Search code examples
c#htmlasp.net.netcsquery

CSQuery select elements


I have an html file as following:

<h3>
    <div id='type'>
        Type 1
    </div>

    <div id='price'>
        127.76;
    </div>
</h3>

 <h3>
    <div id='type'>
        Type 2
    </div>

    <div id='price'>
        127.76;
    </div>
</h3>

Now I want to use CSQuery to extract those types and price into a List, here is the code I'm working on :

var doc = CQ.Create(htmlfile);

var types= (from listR in doc["<h3>"] //get the h3 tag
    select new TypeTest
    {
        Typename =  listR.GetAttribute("#type"),
        Price = listR.GetAttribute("#price")
    }
    ).ToList();
return types;

However, I couldn't get the details as I wish, as I'm not sure about the doc[] value when I put it as h3. the html file cannot be modified.


Solution

  • The html that you are parsing is an invalid format i.e. multiple identical id's. (There are two id='type' and id='price), you must take the following steps.

    1. Load the dom
    2. Load the collections of type and price divs separately.
    3. Use the Zip function to join them back together and project into you TypeTest object.

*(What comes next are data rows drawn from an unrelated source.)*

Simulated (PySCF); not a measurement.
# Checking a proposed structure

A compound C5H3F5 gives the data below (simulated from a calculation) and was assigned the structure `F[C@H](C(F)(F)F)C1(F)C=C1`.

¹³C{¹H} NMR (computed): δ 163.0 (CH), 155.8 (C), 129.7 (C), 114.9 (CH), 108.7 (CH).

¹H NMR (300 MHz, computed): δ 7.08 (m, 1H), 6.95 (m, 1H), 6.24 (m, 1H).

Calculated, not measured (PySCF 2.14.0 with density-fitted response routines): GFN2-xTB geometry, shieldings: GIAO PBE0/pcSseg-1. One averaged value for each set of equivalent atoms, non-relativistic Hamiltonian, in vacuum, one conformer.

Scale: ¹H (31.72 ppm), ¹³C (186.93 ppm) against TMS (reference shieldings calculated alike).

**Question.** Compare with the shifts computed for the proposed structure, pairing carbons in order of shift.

    Below is a working example:

    // 1
    var doc = CQ.Create(html);
    
    // 2
    var typeDivs = doc["h3 > div#type"];
    var priceDivs = doc["h3 > div#price"];
    
    // 3
    var types = typeDivs.Zip(priceDivs, (k, v) => new { k, v })
         .Select(h => 
          new TypeTest { Typename = h.k.InnerText.Trim(), 
          Price = h.v.InnerText.Trim() });